Investigators with the U.S. National Highway Traffic Safety Administration have concerns about whether the recall remedy worked because Tesla has reported 20 crashes since the remedy was sent out as an online software update in December.
The recall fix also was to address whether Autopilot should be allowed to operate on roads other than limited access highways. The fix for that was increased warnings to the driver on roads with intersections.
But in a letter to Tesla posted on the agency’s website, investigators wrote that they could not find a difference between warnings to the driver to pay attention before the recall and after the new software was released. The agency said it will evaluate whether driver warnings are adequate, especially when a driver-monitoring camera is covered.
Phil Koopman, a professor at Carnegie Mellon University who studies automated driving safety, said the letter shows that the recall did little to solve problems with Autopilot and was an attempt to pacify NHTSA, which demanded the recall after more than two years of investigation.

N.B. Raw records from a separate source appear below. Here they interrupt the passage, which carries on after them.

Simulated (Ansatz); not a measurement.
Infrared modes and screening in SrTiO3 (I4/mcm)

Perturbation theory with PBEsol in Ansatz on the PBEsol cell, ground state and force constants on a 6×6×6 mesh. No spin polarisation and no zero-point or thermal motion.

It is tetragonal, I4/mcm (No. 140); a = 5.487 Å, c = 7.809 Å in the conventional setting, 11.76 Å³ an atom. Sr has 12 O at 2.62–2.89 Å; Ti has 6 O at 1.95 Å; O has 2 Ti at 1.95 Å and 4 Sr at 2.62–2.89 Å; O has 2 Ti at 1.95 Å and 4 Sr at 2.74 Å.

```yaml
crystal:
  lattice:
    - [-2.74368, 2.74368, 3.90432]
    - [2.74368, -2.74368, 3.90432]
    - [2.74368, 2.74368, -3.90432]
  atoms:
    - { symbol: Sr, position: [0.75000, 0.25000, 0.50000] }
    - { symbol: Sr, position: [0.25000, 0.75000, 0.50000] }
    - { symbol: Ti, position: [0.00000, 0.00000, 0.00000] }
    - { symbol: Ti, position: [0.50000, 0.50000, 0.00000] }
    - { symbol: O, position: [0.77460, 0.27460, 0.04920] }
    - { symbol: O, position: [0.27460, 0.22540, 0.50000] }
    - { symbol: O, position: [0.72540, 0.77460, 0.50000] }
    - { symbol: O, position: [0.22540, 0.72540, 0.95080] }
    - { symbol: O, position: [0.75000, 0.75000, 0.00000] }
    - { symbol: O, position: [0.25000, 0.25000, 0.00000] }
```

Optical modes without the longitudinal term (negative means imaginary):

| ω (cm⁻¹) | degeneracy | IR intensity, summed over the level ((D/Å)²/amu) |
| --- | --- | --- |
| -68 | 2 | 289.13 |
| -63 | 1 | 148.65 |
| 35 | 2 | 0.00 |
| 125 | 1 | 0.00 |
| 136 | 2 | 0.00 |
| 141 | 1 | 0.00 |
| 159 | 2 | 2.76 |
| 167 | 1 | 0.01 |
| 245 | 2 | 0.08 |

“It’s pretty clear to everyone watching that Tesla tried to do the least possible remedy to see what they could get away with,” Koopman said. “And NHTSA has to respond forcefully or other car companies will start pushing out inadequate remedies.”
Safety advocates have long expressed concern that Autopilot, which can keep a vehicle in its lane and a distance from objects in front of it, was not designed to operate on roads other than limited access highways.